Payment Processing Alert

  1. Check Stripe dashboard for failures
  2. Verify webhook processing
  3. Check payment method issues
  4. Review recent Stripe changes
  5. Contact Stripe support if needed

Security Incident Response

Suspected API Key Leak

# 1. Rotate immediately
# Supabase: Dashboard > Settings > API
# Stripe: Dashboard > Developers > API keys

# 2. Update environment variables
vercel env pull
# Update keys
vercel env add SUPABASE_SERVICE_ROLE_KEY

# 3. Audit usage
# Check Supabase logs for unusual activity
# Check Stripe logs for unexpected charges

# 4. Update monitoring
pnpm run security:check

SQL Injection Attempt

-- Check for suspicious queries
SELECT query, calls
FROM pg_stat_statements
WHERE query LIKE '%UNION%'
OR query LIKE '%<script>%'
ORDER BY calls DESC;

-- Review RLS policies
SELECT * FROM pg_policies;

-- Ensure parameterized queries everywhere
-- Never use string concatenation for queries

DDoS Attack

Debugging Tools

Database Inspection

# Connect to production (read-only)
psql $PRODUCTION_DATABASE_URL

# Useful queries
\dt # List tables
\d+ organizations # Table details
\df # List functions
SELECT * FROM pg_indexes; # Check indexes

API Testing

# GraphQL introspection
curl -X POST http://localhost:54321/functions/v1/graphql-v2 \
-H "Content-Type: application/json" \
-d '{"query": "{ __schema { types { name } } }"}'

# Test with authentication
curl -X POST http://localhost:54321/functions/v1/graphql-v2 \
-H "Authorization: Bearer $JWT_TOKEN" \
-H "Content-Type: application/json" \
-d '{"query": "{ my_organizations { id name } }"}'

Performance Profiling

# Bundle analysis
pnpm run analyze:bundle

# Database query analysis
EXPLAIN (ANALYZE, BUFFERS) SELECT ...;

# Edge Function timing
console.time('operation')
// ... code ...
console.timeEnd('operation')

Disaster Recovery

Full Database Corruption

  1. Stop all writes immediately

  2. Backup current state (even if corrupted)

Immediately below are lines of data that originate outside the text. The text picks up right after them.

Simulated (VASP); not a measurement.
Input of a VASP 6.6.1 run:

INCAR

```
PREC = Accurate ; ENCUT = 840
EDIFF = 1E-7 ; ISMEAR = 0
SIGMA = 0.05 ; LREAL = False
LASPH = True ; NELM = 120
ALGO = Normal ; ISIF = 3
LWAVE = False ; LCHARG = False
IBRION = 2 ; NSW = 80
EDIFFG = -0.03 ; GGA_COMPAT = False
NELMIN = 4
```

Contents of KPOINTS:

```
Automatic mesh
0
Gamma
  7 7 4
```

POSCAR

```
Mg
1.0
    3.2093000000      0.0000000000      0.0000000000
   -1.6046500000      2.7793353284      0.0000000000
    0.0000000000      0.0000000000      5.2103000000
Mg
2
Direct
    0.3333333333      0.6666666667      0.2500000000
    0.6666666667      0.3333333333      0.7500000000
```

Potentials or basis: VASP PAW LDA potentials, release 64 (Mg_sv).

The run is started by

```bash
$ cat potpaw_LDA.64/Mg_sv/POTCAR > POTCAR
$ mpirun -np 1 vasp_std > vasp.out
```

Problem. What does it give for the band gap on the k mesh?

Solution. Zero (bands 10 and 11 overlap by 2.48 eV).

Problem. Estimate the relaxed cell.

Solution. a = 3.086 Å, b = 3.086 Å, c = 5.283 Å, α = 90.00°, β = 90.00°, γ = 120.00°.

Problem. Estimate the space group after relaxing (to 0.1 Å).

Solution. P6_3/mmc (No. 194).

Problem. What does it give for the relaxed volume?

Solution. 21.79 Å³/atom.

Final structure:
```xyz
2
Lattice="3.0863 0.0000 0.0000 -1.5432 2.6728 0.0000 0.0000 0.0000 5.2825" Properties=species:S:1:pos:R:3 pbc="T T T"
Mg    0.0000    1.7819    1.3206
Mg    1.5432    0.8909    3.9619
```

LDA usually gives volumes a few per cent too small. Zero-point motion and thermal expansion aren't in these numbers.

  3. Restore from Supabase backups:

    # Contact Supabase support for point-in-time restore
    # Backups available: 7 days (Pro plan)
  4. Verify data integrity after restore

  5. Run test suite before reopening

Complete Service Outage

  1. Update status page immediately
  2. Check all dependencies:
    • Vercel status
    • Supabase status
    • Stripe status
    • Neon status
  3. Implement read-only mode if partial service possible
  4. Communicate with users via email/social
  5. Post-mortem after resolution

Critical Data Loss

  1. Identify scope of data loss
  2. Check all backup sources:
    • Supabase backups
    • Neon backups
    • Stripe data (source of truth for billing)
  3. Restore from most recent backup
  4. Reconcile any gaps manually
  5. Implement additional backup strategy

Contact Information

Service Providers

  • Supabase Support: support.Supabase.io
  • Vercel Support: vercel.com/support
  • Stripe Support: support.stripe.com
  • Neon Support: neon.tech/support

Internal Escalation

Since this is a two-person operation:

  1. Check documented solutions first
  2. Search error in GitHub issues
  3. Check service provider status pages
  4. Contact service provider support
  5. Post in relevant Discord/Slack communities